All The Work I Made for Myself

The summer is winding down. In about a month I will be kicking off my classes and starting the gaming process! I am so excited. I’ve been going back over my syllabi making sure I’ve got all the holes cleaned up, and I realized something. It’s a good thing I’m super excited about this gaming stuff because I have just made some extra work for myself.

For my Explorations in Literacy class, which I’ve used as an example here throughout, I found I had created the following assignment:

you will be given a social challenge to complete during our online weeks (9/14, 9/21, 10/5, 10/12, 10/26, 11/2, and 11/16). These challenges will be posted on the class PI page. They will be posted by 5:00 on Friday before the online week officially starts. For example, our first online week is 9/14. Therefore, the video challenge will be posted by 5:00 pm on 9/11.

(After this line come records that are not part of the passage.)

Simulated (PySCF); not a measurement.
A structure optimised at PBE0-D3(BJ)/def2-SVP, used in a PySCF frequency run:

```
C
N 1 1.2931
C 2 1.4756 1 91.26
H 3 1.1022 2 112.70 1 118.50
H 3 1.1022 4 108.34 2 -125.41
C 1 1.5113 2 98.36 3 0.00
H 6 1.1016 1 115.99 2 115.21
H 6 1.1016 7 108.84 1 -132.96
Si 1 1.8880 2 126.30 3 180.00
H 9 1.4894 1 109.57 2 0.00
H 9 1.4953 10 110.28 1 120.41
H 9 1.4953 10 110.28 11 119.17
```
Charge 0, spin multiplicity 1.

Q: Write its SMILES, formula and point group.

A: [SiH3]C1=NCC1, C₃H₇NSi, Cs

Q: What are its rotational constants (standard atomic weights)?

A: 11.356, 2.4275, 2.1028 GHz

I realized that you probably don’t know what I mean about the class PI page. I’ll get back to that in a future post. Basically, think of it like a private FB page for my class.

My question to myself is this: what the heck am I going to be doing for these social challenges? What is a social challenge? Guess what, I’m just sharing these questions with you. I currently have no real answers.

The assignment stems from the book What Connected Educators do Differently.  The idea is to get teachers to build up their professional social-network.

In my second class, a content area literacy class, I have an assignment that requires teachers to post a video of their teaching. But instead of asking people to provide feedback on each other’s work, I said this:

All final due dates for each lesson are during days when we meet online. For each of these sessions, you will be provided with rules to engage in a quest related to one or more of the posted videos. The directions for your quest will be posted on the overview for the day.

See, because I said that the directions for the quest will be posted for the overview of the day, that means that the directions are going to be constantly shifting.

Sidenote: On my syllabus, I have a page for each class date we meet regardless of if it’s an in-person or online week (recall this class is hybrid). I provide an overview of what we will be doing on that day and what they need to have done/be prepared to do.

So now reality is setting in. I am going to have to be writing quests as we go through the semester. It would be helpful if I could write the first one now. Probably I should get on that. And yes, I know I made this work for myself. And yes, I am still looking forward to it. But the reality of what I am going to have to keep up with is starting to sink in a bit. I still think it’s doable.

I realized that part of doing class this way means you, as the teacher, have to be really open to not knowing what is going to come next. Truth, I generally plan my classes as I move throughout the semester. Sometimes I reuse something from the last class, but most of the content and the way it’s presented is used or heavily refined. So in some regards, I am used to this.

But this time around, it’s different. This isn’t the same as needing to figure out how to structure my discussion or identify a video etc…I have to design quests in both classes throughout the semester. Maybe it will turn out to not be as different as I think, but I think the opportunity is there for it to be VERY different and very engaging, and I want to embrace that. Which means I have to embrace the uncertainty that comes with it.